Thursday, July 10, 2008

The Myth of You and Me

At my office we have a bookshelf in the kitchen where people leave books that they don't mind sharing. It's sort of a rotating selection. Usually, I bring my own book to work and read it during lunch, but a few weeks ago I forgot my book and decided to grab something off the shared shelf, just for that one day. As a general rule, I an NOT a big fan of reading more than one book at a time; it feels like cheating. The book I grabbed that day was The Myth of You and Me by Leah Stewart. I only read like 10 pages, but I could tell it was good. Then I quickly abandoned it to return to my current book, which I think was The Inheritance of Loss. But when I finished The Samurai's Garden on Monday and my amazon.com purchase still hadn't arrived, I found myself bookless. I decided to pick The Myth of You and Me up again. And it was SO good. I loved this book.

The story is told in first person by Cameron, a 29 year old research assistant to a 92 year old historian. She has no friends and has lived with her boss for 3 years.

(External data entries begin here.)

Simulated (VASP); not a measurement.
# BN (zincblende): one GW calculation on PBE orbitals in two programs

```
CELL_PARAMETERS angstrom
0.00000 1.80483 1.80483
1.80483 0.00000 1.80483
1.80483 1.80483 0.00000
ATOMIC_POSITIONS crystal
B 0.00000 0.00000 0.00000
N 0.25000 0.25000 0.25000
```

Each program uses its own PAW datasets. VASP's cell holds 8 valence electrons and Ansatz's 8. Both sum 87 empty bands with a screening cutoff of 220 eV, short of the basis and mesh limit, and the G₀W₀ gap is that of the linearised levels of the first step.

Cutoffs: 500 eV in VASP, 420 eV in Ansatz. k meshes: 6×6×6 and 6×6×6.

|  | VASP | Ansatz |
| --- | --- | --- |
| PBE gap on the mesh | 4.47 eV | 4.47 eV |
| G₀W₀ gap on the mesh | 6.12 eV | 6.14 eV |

Here is the first chapter (don't worry, it's only a page long):

"What if you had never met me?" Sonia says. "What would your life be like?"
Sonia has been my best friend for only a few months, but already life without her is difficult to imagine. All I can muster is an image of myself alone in a room. "Boring," I say, and Sonia laughs.
We are lying on her four-poster bed, staring up at the pink canopy, our feet propped on the wall above her headboard. We are fourteen. When I turn my head to look at Sonia, her hair brushes against the side of my face.
"If you hadn't been standing in the right place in the parking lot," she says, "we might never have spoken."
"We have three classes together," I say.
"If you hadn't come in the gym that day, we might never have become friends."
"Maybe we were destined to be friends," I say. "Maybe we would've been assigned a group project."
She waves her hand in the air above us, dismissing this. "Every decision we make," she says, "affects the rest of our lives."
"Yeah, yeah," I say, because I've heard this from her a million times
"For example," she says, "what if you had to choose between being my best friend forever and having the boy of your dreams?"
"I can't have both?"
"No."
"Why not?"
"That's the game."
"Maybe you'd marry his brother and live next door."
She shakes her head, and the movement shakes the mattress. "You have to choose," she says.
Eight years from now I will abandon Sonia. I'll drive away from a gas station in West Texas, my eyes on the rearview mirror, where I'll see her running after my car, a shocked, desperate expression on her face. Here in Sonia's bedroom it's all still there before us, every decision between that moment and this.
Sonia rolls over onto her elbows so she can look me in the face. "Choose," she demands. "Choose."
******************

You can't tell me that you don't want to read the next chapter! It would be a lie. I'm not spoiling any more than the back jacket description does when I tell you the plot. Basically, her eccentric boss dies and leaves her one last task - to deliver a mystery package to Sonia, her long lost best friend who she hasn't spoken to in 8 years.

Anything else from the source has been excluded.